Re: Hinton – “We’re not reasoning machines. We’re analogy machines. We think by resonance, not deduction.”
Is humour the clearest proxy we have for analogy-driven generalization – and therefore a low-cost, early signal of AGI?
I sometimes make funny videos. I’ve tried using language models to help brainstorm. I’ve yet to see them generate a truly funny idea.
What do I mean by funny?
The core of high-quality humour is the discovery of a novel, previously unobserved connection between two things. Shared culture and delivery matter, of course – and there are other humour types with different mechanics – but I’m talking specifically about the kind of joke that makes it into a stand-up routine. You see it best in social commentary: Carlin, Chappelle, Gervais.

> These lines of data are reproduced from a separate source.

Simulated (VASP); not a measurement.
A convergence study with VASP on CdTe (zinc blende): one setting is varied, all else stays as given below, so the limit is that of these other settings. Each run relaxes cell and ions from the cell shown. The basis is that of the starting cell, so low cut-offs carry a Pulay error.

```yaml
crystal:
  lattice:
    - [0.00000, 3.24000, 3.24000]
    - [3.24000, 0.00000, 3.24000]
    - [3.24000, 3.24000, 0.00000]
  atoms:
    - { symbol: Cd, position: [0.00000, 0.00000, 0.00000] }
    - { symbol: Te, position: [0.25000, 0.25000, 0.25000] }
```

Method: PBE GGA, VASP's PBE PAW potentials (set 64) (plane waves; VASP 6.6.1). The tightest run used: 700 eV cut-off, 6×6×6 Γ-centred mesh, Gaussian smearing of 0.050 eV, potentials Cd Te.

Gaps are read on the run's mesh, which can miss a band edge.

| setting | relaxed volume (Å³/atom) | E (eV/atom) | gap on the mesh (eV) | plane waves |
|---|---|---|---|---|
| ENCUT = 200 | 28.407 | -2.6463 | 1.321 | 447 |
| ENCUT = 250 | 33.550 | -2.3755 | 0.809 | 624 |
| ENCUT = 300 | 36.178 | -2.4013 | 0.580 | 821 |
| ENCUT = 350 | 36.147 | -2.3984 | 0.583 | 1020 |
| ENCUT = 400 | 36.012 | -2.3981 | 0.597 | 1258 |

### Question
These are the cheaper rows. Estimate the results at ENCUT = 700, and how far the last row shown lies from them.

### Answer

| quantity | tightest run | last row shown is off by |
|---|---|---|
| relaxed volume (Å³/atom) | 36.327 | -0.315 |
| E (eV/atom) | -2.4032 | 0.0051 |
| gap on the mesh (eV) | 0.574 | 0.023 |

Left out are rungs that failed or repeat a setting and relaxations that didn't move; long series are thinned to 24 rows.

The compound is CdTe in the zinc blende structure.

Why do we say things like “I’ve heard that one before” or “You stole that joke”?
Because the value of a joke is directly tied to its novelty. The first person that “discovered” it is somehow entitled to it. And to the person that heard it, it is only new once.
In that sense, jokes may be the simplest, most accessible form of new knowledge creation – not in the same class as a mathematical proof or a breakthrough scientific insight, but a kind of micro-discovery, nonetheless.
And this is why I suspect that humour correlates with generalization. Funny people aren’t just witty — they’re often highly perceptive or intelligent. There’s something about humour that seems adjacent to abstraction.
So – are there any benchmarks that try to measure this?
How might one design a benchmark that tests for the ability to generate novel, culturally resonant humour?
Maybe it’s unfair to expect language models to be funny – after all, they’re not optimized for it. And trying to train them explicitly on humour could be counterproductive.
But still, I suspect the current inability to generate truly novel humour isn’t just a training issue – it’s likely related to an inability to generalize.